North Carolina has always been a swing state, but in recent years has trended red. Democrats are hoping to change that in 2020 and turn the state blue in every race. (Photo courtesy of Jacob Smith)
North Carolina’s deadline for candidates to file to run for any public office closed on December 20. The 2020 elections are shaping up to be one of the most critical elections in North Carolina history, with almost every important statewide race scheduled to be on the ballot. Democrats are looking to sweep the ballot, banking that with suburban trends and exponential growth in the state will make 2020 the tipping point for them.
In the North Carolina senate race, incumbent Senator Thom Tillis is running for re-election. Many analysts say that Tillis’ unwavering support for President Trump, in a state where the Presidents supports in consistently in the red, will hurt his re-election bid. Two main challengers have filed to run against him. The first is Cal Cunningham, an army veteran, and former state senator. The other is State Senator Erica D. Smith (D-Northampton), a former engineer, educator, and pastor.
Cunningham has gained many big endorsements such as the DSCC and former Senator Kay Hagan. Smith is running more of a progressive campaign and has polled well but has had poor fundraising numbers. The majority of pollsters rate this race as a toss-up.
Democrats are going to most likely need to flip four senate seats to regain the majority, five if they lose the Presidency. Anyone on Capitol Hill will tell you that flipping North Carolina is essential to gaining back the majority for Democrats, and one of their most likely pick ups.
Roy Cooper became Governor in 2016 after defeating former Gov. McCrory by a slim margin, he is seeking another term in 2020. Cooper has two main Republican challengers, his Lieutenant Governor Dan Forest, and State Representative Holly Grange (R-New Hanover), an army veteran. Cooper, however has consistently had high approval ratings and leads by large margins in head to head polls against both Forest and Grange. Most pollsters rate this race as leaning in Democrats favor.
Winning back the governorship is essential to Republicans in the General Assembly if they want full control with no restraints and key to stopping Democrats plans if the Democrats win back either chamber.
The majority of Leesville students live in North Carolina’s second congressional district. The incumbent Congressman George Holding (R-NC) is not running for re-election after redistricting has made the district much more Democratic.

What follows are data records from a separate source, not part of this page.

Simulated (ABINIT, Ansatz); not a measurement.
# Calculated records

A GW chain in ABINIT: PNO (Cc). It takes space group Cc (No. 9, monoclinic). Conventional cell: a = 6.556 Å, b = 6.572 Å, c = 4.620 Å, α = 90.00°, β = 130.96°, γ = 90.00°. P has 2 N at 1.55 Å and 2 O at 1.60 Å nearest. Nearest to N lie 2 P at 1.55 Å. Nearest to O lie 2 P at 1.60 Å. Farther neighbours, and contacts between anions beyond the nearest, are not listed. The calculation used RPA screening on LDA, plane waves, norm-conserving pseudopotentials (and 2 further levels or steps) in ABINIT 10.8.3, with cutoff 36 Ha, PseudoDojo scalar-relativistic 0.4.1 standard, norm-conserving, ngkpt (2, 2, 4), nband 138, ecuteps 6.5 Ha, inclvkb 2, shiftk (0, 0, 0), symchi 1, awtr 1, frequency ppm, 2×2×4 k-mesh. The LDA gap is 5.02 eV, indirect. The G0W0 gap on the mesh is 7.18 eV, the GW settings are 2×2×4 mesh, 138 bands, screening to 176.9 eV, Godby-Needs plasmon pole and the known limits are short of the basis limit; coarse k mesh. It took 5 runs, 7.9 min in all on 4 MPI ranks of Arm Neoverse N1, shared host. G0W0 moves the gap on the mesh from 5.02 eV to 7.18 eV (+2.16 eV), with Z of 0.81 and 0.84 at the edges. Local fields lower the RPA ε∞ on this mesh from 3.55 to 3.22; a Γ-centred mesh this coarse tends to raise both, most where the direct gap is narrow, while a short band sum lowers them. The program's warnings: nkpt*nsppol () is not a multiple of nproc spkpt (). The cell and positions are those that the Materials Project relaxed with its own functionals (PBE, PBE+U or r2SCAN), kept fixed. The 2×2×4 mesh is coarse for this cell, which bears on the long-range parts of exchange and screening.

Two women are running to serve the second district, which takes up much of Wake County. The first is 2016 senate nominee Deborah Ross, a lawyer and former state representative. The other is Wake County school board member Monika Johnson-Hostler. Vote Mama, a PAC that supports women running while raising kids, and two of her fellow school board members have endorsed Johnson-Hostler. Whoever wins the primary in March is almost surely going to win the general election.
The race for lieutenant governor is packed on both sides since Dan Forest is running for governor. This particular race has a whole fourteen candidates running, because it’s a fairly lax job, with good pay, and a great stepping stool to higher office. Big names on the Democrats side, big names include State Representatives Yvonne Lewis Holley (D-Wake) and Chaz Beasley (D-Mecklenburg), as well as State Senator Terry Van Duyn (D-Buncombe). Republicans have State Superintendent Mark Johnson, former US Representative Renee Ellmers, and State Senator Andy Wells (R-Catawba). This race is a toss-up.
The lieutenant governorship, just like the vice president, is a tiebreaker vote. If Republicans win and hold on to the office, they can break ties to favor their side, and vice versa for Democrats. If Democrats tie it up in the state senate in 2020, which is looking very possible for them, both sides want to have the tie breaking vote.
The attorneys general race was a bright spot in 2016 for North Carolina Democrats, after State Representative Josh Stein won the office to hold the seat for his party. Stein is up for re-election again in 2020 against three formidable Republican opponents. They include Sam Hayes, a lawyer in the state treasurer’s office, Forsyth County district attorney Jim O’Neill, and Christine Mumma, director of the North Carolina Center on Actual Innocence, an association focused on freeing wrongfully convicted inmates. This race leans in Democrats favor as Stein is a powerful incumbent.
If Republicans flip the attorney general’s office, it will be the first time in around a hundred years that a Republican has been elected to this position. Stein has focused his tenure on issues such as ending the untested rape kit backlog, ending robocalls, and protecting the Affordable Care Act in North Carolina.
The 2020 election is going to be a dramatic election for both parties in North Carolina. Democrats could win back the general assembly for the first time in a decade, giving them a say in redistricting, a very powerful tool. Republicans could flip the governorship and create a trifecta in the state, or make history by flipping the attorney general’s office. It’s anyone’s game in 2020, more money will be spent here than ever before. Some elections are decided by less than fifty votes, please make your voice heard and vote if you can in 2020.